Hurricane Dorian Landfall in Florida Could Hurt Reinsurers the Most: KBW

Analysts at Keefe, Bruyette & Woods (KBW) believe that Tropical Storm Dorian is likely to impact reinsurers more than primary carriers if it strengthens and makes landfall in Florida.

Source: Reinsurance News - Matt Sheehan | Published on August 28, 2019

A Caution Sign in Front of Storm Clouds Warning of Hurricane Season.

Current forecasts suggest that Dorian could develop into a Category 2 hurricane with wind speeds in excess of 100mph before making landfall along the east coast of Florida on Monday morning.

At present, the storm is approaching several Caribbean islands, and is expected to near Category 1 status as it tracks over Puerto Rico and the Dominican Republic on Wednesday and Thursday.

Florida Governor Ron DeSantis has told residents in the storm’s path to prepare for “strong winds, heavy rain and flooding,” with significant storm surge also expected.

KBW noted that primary insurer retentions in the region tend to be fairly low, meaning that reinsurers may bear the worst losses if Dorian develops into a sizable hurricane event.

With Florida still reeling from the losses caused by Hurricane Irma in 2017 and Hurricane Michael in 2018, insurers in the state remain well reinsured and many have also taken advantage of greater use of the Florida Hurricane Catastrophe Fund (FHCF).

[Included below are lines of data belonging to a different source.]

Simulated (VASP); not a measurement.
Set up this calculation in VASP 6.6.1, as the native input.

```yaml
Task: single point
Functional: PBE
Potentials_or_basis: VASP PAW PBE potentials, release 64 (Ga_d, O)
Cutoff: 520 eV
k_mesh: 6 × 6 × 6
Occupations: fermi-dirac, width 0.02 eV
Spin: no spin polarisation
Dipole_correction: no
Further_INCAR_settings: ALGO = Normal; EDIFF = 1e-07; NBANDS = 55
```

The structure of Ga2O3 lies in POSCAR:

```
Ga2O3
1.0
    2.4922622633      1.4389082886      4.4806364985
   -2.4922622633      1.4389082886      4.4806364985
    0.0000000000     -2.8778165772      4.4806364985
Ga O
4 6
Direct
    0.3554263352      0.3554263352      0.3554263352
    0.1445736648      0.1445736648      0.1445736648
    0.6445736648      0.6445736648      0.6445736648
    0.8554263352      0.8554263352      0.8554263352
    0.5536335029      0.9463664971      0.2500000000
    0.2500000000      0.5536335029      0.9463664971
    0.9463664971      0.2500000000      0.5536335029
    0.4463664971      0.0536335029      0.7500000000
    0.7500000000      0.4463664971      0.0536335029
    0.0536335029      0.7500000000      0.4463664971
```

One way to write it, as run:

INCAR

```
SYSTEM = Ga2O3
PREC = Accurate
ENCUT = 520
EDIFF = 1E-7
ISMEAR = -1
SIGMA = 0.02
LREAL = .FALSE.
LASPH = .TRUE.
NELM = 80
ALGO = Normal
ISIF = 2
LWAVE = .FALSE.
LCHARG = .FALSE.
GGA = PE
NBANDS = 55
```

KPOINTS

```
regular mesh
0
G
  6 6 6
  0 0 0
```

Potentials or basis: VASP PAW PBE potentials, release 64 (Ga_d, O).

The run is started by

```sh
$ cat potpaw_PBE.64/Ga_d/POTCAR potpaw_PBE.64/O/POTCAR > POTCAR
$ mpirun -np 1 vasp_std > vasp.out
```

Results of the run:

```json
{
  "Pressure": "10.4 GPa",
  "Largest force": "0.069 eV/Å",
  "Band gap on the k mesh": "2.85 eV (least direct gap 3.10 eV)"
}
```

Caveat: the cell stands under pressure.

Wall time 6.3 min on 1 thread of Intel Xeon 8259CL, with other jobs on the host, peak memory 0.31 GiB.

At the same time, some reinsurers have opted to grow their books in Florida, including the big four European reinsurers – Munich Re, Swiss Re, Hannover Re and SCOR.

Additionally, retrocession market capacity has shrunk and so reinsurers could be less well protected than in recent years should a major hurricane make landfall in Florida.

Major reinsurance firms have also been using increasing amounts of third-party capital to help them expand further into Florida at recent renewals, which has added to the expansion of their Florida exposures.

Current projections from the National Hurricane Center (NHC) show Dorian tracking to make landfall east of Orlando and south of Jacksonville, with Daytona Beach the largest city near projected landfall.

In a recent update, the NHC stated that “Dorian remains a compact and asymmetric tropical storm,” although that could change and the Center acknowledged that some projection models show Dorian “increasing in size by the time it nears the southeast U.S.”

However, some meteorologists have warned that, while damages from Storm Dorian could be severe, it still remains far too early to forecast any impacts.